# Cook(s) Wanted on Nantucket Island!



## Factotum (Mar 31, 2017)

Hey Guys,

Posted one of these last year and wanted to try again in the knife community. 

Looking for a change of pace? Feeling stagnant in your current job? Want to spend your summer in one of the nation's prime vacation areas? 

We are hiring line cooks for the Summer 2017 season. We are officially open May - December, but we could work something shorter if you have time constraints. Pay is solid (over $1,000 a week for the right person) and that's with housing INCLUDED. A grand a week no rent ain't too bad. Plus, you'll be working for our extremely knowledgable chef who has both a culinary and baking degree from the CIA and has worked for such NYC greats as Daniel Boulud, David Bouley, and Wylie Dufresne. 

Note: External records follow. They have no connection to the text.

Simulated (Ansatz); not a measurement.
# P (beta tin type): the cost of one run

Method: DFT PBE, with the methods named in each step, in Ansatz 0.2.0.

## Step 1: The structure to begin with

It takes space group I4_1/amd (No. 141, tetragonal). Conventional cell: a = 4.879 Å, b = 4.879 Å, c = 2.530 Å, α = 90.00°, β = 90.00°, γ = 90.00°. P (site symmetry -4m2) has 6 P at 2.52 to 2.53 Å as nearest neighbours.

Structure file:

It's a great opportunity for someone wanting to switch things up for a few months, or just get a different Chef's take on things. And with the pay and provided housing, you can just sublet your current place go right back to your life when season is over.

If anyone wants more info please PM me.

Thanks


----------



## skewed (Apr 3, 2017)

If I didn't have kids, I would be all over this. Sounds like a great experience coupled with nice pay. Wish I knew someone worthy of doing this but sadly I wouldn't wish any of the people I work with on you.


----------